Thanksgiving is my favorite holiday of the year. I am thankful that I was able to fly back down to Alabama for one week to catch up with my family, who has missed me terribly since I departed and decided to make the drive up here to Helena, Montana. I was happy to see my twin brother who showed off to me the “new” Super NES classic that he obtained while I was gone. It was like looking back into my childhood playing games such as “Super Mario World” and “Looney Tunes B-ball” on the game console.

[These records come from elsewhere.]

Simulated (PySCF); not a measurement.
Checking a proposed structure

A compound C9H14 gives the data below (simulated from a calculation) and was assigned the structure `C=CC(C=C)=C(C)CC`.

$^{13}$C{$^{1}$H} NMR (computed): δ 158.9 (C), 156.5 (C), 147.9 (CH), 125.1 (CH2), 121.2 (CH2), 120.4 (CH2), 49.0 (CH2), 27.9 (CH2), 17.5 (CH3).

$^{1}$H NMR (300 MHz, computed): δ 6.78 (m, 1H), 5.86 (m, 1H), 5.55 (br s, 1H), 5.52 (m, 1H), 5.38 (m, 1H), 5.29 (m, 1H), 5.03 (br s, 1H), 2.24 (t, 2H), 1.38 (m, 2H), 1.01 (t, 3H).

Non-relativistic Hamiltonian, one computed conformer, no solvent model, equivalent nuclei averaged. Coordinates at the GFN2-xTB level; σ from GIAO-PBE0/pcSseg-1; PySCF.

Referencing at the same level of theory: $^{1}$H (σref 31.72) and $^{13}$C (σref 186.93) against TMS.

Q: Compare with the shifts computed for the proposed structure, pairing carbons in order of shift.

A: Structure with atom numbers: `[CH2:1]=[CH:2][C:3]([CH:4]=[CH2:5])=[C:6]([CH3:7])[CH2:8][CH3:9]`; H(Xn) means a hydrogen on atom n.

I also prepared and roasted the turkey and made my semi-famous mac & cheese, which I seldom make save for special occasions such as Thanksgiving. I got to see my mother and father who have missed me and were worried about me being up Northwest, although I reassured them that I am doing great. I even got to enjoy watching the Iron Bowl that traditionally takes place the following Saturday after Thanksgiving between the Alabama Crimson Tide and the Auburn Tigers, with Alabama winning 52-21. I also watched as the UAB Blazers played Middle Tennessee that same evening with less successful results: Alabama losing to Middle Tennessee 3-27. Despite the loss, I will always be part of the Blazer Alumni family no matter where I am located.

It’s a week like this that also reminds me what I hope to accomplish among families here in Montana, through the expansion of the Family Dinner Project, during my service time here. Although Thanksgiving is one of the few times that my own family comes together at the dinner table, it serves as a personal reminder to me why I do need to reconnect with family. One of my biggest hopes regarding my ongoing efforts in fighting child food insecurity out here in Helena is that I can help bring more families closer together. I personally feel that family is everything, and while I did not grow up eating around the dinner table too much (save for during the holidays), I do feel that family should always come first.

I love that Montana has something like the Family Dinner Project in place, and I’m hoping that one day maybe I can see a program like The Family Dinner Project trickle its way down to the state of Alabama. I say this because I feel, especially given the rush of today’s times where many Americans are busy and dealing with uncertainty in the future, that everyone could benefit from spending more quality family time - including my own self. It may seem simple enough in concept, and I'll admit I do not practice it enough, but it is something I want to practice more in the future.